All of this was implemented to target services running on single Arch Linux server, so YMMV
if you are using this as reference for your own setup. I'll opt for Arch and AUR packages
over compiled binaries and containers wherever possible as it is easier to keep in-sync with
a bleeding edge system, but you should follow official documentation for installation of these
packages if you are running a different operating system.
1. [Prometheus](#prometheus)
2. [Prometheus Node Exporter](#prometheus-node-exporter)
3. [systemd Metrics](#systemd-metrics)
4. [nginx VTS Metrics](#nginx-vts-metrics)
5. [Grafana](#grafana)
6. [worldPing](#worldping)
7. [Alerting to Matrix Rooms](#alerting-to-matrix-rooms)
### Prometheus
Prometheus appeared to be the best monitoring toolkit for my use-case, largely because it is
open source, has no commercial offerings, and includes first-class alerting integration. They have a
great write-up in their docs
[comparing their platform to alternative solutions](https://prometheus.io/docs/introduction/comparison/),
that helped sell me on using it. Ultimately what makes me happy with this solution is the
widespread use of Prometheus and the ease of creating exporters -- for these reasons it was
easy to get metrics on everything I wanted to track with very little friction.
There is an Arch package for Prometheus that you should be able to install and get running
without issue. Install it with `pacman -S prometheus`, and start/enable the daemon with
`systemctl enable prometheus && systemctl start prometheus`. At this point you should be able to
see the Prometheus dashboard in a web browser by pointing to port 9090 of your server.
However, to get anything useful out of Prometheus you will need to setup exporters for
Prometheus to scrape and aggregate metrics from.
### Prometheus Node Exporter
The best solution to getting system metrics to your Prometheus instance is through their
[node exporter](https://github.com/prometheus/node_exporter). Once again, there is an
Arch package for this that can be installed by running `pacman -S
prometheus-node-exporter`. Like with the `prometheus` package, you'll want to enable and start the
daemon after installing.
At this point you should be able to see your machine's metrics being
exported by pinging port 9100 on your server. Note that Prometheus is designed to scrape metrics
over HTTP, so the easiest way to check that your exporters are working is by pointing a web browser
to the appropriate port.
Now that your node exporter is running, you need to tell Prometheus where to scrape these metrics
from. On Arch, the Prometheus configuration file is located at `/etc/prometheus/prometheus.yml` by
default. Open that file up in your text editor of choice, and look for the `scrape_configs` entry.

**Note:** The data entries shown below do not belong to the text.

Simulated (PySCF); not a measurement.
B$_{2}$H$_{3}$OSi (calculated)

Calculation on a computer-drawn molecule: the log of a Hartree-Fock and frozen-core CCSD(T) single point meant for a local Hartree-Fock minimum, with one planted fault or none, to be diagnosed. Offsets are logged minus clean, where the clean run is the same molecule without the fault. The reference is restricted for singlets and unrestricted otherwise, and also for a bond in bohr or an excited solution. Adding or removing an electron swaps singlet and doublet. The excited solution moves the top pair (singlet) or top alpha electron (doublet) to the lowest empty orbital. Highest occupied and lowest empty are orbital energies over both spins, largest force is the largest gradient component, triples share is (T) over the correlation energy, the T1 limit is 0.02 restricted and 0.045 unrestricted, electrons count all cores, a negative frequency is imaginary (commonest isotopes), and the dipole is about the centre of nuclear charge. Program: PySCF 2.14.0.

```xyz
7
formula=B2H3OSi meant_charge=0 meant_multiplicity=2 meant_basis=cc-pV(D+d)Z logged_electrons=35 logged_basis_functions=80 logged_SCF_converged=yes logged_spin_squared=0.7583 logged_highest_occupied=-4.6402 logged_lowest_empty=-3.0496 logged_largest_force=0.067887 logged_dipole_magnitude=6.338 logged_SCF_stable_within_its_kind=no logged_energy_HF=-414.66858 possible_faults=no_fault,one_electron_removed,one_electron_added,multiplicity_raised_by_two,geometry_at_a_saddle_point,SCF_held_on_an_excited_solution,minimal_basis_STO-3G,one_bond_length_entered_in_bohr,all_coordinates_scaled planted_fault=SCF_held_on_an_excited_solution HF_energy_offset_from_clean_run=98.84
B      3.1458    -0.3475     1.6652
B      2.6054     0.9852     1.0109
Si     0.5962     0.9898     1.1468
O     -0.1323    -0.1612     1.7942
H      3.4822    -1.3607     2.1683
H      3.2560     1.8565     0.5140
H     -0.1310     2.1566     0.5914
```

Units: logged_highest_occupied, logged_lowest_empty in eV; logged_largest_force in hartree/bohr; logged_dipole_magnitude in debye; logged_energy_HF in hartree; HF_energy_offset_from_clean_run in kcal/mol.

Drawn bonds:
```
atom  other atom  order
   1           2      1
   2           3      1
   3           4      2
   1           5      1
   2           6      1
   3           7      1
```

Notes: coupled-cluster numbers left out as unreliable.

After a fresh installation, you should see a single entry for the `prometheus` job. You will want
to add a job for your node, so that your new `scrape_configs` will look something like the below
snippet.
{{< highlight yml >}}
scrape_configs:
- job_name: 'prometheus'
static_configs:
- targets: ['localhost:9090']
- job_name: 'localhost'
static_configs:
- targets: ['localhost:9100']
{{< / highlight >}}
I chose to name the job `localhost` based on the example I saw on the Arch wiki, but you can choose
something more descriptive to your system if you wish.
If you are setting up multiple nodes to scrape, you will want to describe the nodes
more explicitly in your job naming scheme.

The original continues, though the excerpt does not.